Strategy

When your cloud becomes a thunderstorm: Lessons from the Azure outage

Ed Price
Ed Price

First, it started raining.

On Sept. 4, 2018 at 3:42 a.m., Central Daylight Time, a severe weather storm produced lightning strikes that caused a power outage at a Microsoft data center in San Antonio, Texas. Microsoft Azure, a leading cloud services provider, fell victim to an act of Mother Nature.

Less than an hour later, Microsoft reported that "storage servers in the data center began shutting down as a result of unsafe temperatures." The shutdown resulted in an outage of dozens of Microsoft services in the south-central region of the U.S., including Office 365 and Azure cloud services. While most outages last just over 24 hours, it took three days to restore services fully. 

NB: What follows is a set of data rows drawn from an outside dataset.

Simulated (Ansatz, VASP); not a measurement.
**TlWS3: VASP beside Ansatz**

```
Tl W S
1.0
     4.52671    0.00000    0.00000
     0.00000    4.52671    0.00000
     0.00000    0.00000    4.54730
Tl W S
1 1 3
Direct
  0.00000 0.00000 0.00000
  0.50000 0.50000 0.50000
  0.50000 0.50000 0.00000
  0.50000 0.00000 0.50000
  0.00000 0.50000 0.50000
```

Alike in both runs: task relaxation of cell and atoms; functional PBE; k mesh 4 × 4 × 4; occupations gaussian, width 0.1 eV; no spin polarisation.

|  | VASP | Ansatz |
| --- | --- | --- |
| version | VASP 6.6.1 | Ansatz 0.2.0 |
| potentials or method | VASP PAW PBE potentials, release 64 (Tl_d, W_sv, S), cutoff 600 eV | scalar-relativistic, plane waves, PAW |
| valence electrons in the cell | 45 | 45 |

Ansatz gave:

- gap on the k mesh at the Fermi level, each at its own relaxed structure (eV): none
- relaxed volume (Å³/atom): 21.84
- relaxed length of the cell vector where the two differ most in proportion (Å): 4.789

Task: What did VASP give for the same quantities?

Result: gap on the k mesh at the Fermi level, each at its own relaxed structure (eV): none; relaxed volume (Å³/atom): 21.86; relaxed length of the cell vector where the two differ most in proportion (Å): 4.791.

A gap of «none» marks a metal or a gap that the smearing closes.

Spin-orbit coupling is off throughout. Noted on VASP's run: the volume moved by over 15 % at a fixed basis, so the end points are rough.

This widespread outage is a weighty—and for many companies, expensive—reminder that careful consideration of business continuity planning (BCP) and disaster recovery planning (DRP) is essential when migrating applications to the cloud. In this article, I’ll detail the various BCP and DRP options available to organizations, and make recommendations on which options work best, depending on how critical an application is to day-to-day business functions.

The cloud failed

Nearly all large enterprises are migrating their business-critical applications to the cloud. For those that were unfortunate enough to host in the south-central region of the U.S., the result was a total outage of those applications. It was a total blackout. The outage caused millions of dollars in lost productivity. For one company we work with, the storm and outage caused a disruption of business for a full 16 hours.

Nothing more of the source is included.